Speaker 1:Yeah, I'm so curious if we get to a place where there's kind of this aggregated data pool, that's a that's transparently available to the market, that shows us where the trucks are and what the trucks are looking for on a price on a given lane, I don't know. I mean, it feels like we could get there If enough of the Happy Robot or Fleetworks whoever they are, if they're talking every day to all these carriers and then they just start to sell that on the open market of these, this is who's available today and this is the price they're looking for on a given lane it's going to be a very different ball game.
Speaker 2:I don't know what that means.
Speaker 2:I think it'd be so much better for the industry. What's going to hurt, though, is imagine the RFPs right now. On the RFPs, you'll see a lane where maybe CX, robinson, rfps. You'll see a lane where maybe ch's romans and she was, but the next lane tkl is cheapest, then the next lane armstrong is cheapest, and so on, so on and um, and then they'll war teach one. But once that level that's a level playing field everybody's gonna have to work on, and that's gonna be like okay, we work on whoever could work the cheapest right. If I could do it on a six percent, seven percent margin, right and I don't think we're far away from that, I think maybe five. But I think it's going to be good overall for the industry, because I've always, ever since even though your dad mastered it the calling of carriers and managing carriers, the carrier sales rep idea I just always felt like that's not going to be. I thought it'd be gone by now, but it's still there where you need massive carrier sales reps. But I think that could be. I not going to be in the. I thought it'd be gone by now, but it's still there where you need massive care of sales reps, but I think that could be.
Speaker 2:I think that goes away in the next five years finally. And then that carries all digitalized. You can put your freight out there and there'll be clicking by. You don't have to negotiate. Negotiation will happen with the AI at first and eventually it'll just be just happen. And then it's going to be who could service this for the cheapest? And I hate to say this, it's going to go. Broker rates are going to go down to, I think, five years, to be 10% on average. I think it's 14% average right now. I think it's going to be on like 11, 12, the next five years. But eventually it's going to be like, if you want this lane, you're going to have to be at 5% margin or 6% margin, cause the rates are all.

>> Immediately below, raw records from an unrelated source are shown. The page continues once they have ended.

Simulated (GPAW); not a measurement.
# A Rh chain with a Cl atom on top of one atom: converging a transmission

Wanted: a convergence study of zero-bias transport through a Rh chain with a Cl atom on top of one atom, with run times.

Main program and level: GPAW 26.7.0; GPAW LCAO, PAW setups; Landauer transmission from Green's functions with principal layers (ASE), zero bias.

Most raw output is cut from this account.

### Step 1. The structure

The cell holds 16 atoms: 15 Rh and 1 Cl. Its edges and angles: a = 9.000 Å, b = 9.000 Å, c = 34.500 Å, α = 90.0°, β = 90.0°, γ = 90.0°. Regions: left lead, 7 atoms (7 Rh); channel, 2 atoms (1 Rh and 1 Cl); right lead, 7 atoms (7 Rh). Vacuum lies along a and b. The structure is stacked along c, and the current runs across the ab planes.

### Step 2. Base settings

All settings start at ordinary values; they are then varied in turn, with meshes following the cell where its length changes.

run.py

Speaker 1:Everybody knows, like you put your load out, there it's the same period.
Speaker 2:If they buy it from cx, you're gonna buy it from tpo.
Speaker 1:They're gonna buy it from.
Speaker 1:It's like what happens at that point, you know, like, yeah, the only challenge is going to be it.
Speaker 1:I my guess is that the average broker that has a buy it now button or or a load board for a carrier to buy freight from without having to talk to a carrier or rep, I would say with confidence that any company that has that has more fraud happening on the loads that are digitally bought versus the loads that a carrier rep is involved, and I've heard that from a couple of brokers that validated that and I can't speak. Well, I'll just leave it at that, because there's less barriers or fewer barriers. You know, if the hacker or fraudster can get your DAT login credentials, they can get your credentials to whatever other tool is being used. They buy the freight without having to talk to someone and then they're stealing it. So I am curious if that becomes a headwind for this kind of efficiency train that we're moving down and if it's enough for companies like Highway to just kind of offset that, or if there's going to be an avenue for a newer or additional fraud prevention technology to show up. Pretty rampant right now it's really bad, and then but.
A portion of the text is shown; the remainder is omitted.